In addition, it’s also easier to cook the small ones. If you’ve ever tried to cook a big fish, there is usually always a part of the meat that’s not fully cooked, while the parts at the edge are already more than done.
How to cook largemouth bass
The best way to cook largemouth bass is by fileting them, followed by one of the following methods of cooking:
- Pan frying
- Deep frying
First cut off the filets and pull off the skin. The firm white filets are perfect for covering with a milk, flour and breadcrumb batter, followed by pan frying them. Or you can cut the bass filet into smaller nugget sized pieces before battering them, followed by deep frying.
Another delicious way to cook largemouth bass is by baking it in aluminum foil. Just add some seasoning, crushed garlic and lemon juice, and then let them stew in their own juice until the meat starts to flake.
Is it better to release largemouth bass, or to eat them?
Many anglers practice a catch and release philosophy when it comes to bass fishing, sometimes to the extent that it has almost become a religion. For those anglers it’s practically a sacrilege to cook and eat bass.
From a conservation standpoint, the philosophy of catch and release does make a lot of sense. Due to their popularity as game fish, largemouth bass get more fishing pressure than any other fish species in the USA, and if most anglers would kill the bass they catch, this would impact their populations significantly.
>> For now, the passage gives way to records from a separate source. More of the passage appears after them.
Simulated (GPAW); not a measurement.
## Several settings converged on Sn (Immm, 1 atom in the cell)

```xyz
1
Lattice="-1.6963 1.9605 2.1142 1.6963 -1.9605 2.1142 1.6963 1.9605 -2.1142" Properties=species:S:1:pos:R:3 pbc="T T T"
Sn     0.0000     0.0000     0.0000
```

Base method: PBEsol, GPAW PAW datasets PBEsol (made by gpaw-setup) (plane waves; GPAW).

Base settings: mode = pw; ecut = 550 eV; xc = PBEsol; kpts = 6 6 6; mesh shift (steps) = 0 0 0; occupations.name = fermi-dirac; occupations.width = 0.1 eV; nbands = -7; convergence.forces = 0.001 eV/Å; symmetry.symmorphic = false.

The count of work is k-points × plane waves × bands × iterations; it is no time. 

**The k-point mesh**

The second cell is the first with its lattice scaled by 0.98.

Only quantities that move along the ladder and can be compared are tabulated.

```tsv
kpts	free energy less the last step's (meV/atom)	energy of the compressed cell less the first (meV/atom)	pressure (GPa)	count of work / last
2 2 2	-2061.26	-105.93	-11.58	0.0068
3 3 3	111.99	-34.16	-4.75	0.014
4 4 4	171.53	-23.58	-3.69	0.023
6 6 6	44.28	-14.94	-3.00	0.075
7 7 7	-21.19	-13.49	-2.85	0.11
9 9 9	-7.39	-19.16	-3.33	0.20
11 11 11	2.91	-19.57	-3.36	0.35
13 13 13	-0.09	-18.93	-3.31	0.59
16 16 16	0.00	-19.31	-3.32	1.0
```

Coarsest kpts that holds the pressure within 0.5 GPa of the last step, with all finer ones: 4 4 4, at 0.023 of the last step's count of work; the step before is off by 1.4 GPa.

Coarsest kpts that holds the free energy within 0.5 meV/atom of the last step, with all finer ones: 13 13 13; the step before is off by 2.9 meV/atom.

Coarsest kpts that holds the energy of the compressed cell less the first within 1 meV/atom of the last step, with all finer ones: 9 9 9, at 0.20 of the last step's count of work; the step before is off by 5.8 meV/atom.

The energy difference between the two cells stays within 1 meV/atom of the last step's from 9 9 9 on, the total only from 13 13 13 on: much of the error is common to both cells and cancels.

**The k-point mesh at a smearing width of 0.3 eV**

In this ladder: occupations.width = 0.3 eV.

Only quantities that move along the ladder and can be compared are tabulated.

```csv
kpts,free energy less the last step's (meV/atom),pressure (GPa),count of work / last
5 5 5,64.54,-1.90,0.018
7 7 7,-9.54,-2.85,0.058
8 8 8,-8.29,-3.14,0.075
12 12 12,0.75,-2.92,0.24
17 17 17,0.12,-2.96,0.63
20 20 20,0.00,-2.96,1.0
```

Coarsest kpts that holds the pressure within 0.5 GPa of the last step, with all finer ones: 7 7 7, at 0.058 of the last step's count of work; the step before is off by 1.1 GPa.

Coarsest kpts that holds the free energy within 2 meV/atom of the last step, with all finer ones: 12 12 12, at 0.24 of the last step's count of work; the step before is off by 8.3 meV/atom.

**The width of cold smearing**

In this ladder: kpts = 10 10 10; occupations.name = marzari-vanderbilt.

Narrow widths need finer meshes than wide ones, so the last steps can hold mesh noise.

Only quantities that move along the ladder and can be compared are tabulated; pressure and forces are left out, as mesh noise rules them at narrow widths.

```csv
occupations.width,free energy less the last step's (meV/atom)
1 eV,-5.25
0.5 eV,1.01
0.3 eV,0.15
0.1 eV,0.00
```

However, if you don’t take home every single bass you catch, but only a few of the smaller ones, that shouldn’t be a problem at all. Putting back the big ones is the right thing to do for several reasons anyways. Firstly, they tend to be big female breeders that produce thousands of eggs every spawning season, and secondly, they also taste a lot worse than the smaller ones.
But given that there are lots of other fish species that taste better than bass, including crappie, perch, trout, and walleye, I would suggest that it’s not really necessary to take bass home. Even anglers who like eating bass tend to agree that their flavor is nothing special. In that case, why not release them, and keep the more delicious species for eating?
In summary, largemouth bass is completely fine to eat, and can make a tasty dish when it comes from a clean environment and is prepared with a good recipe. But you should definitely make an effort to avoid bass from stagnant or unclean waters, as they tend to taste terrible.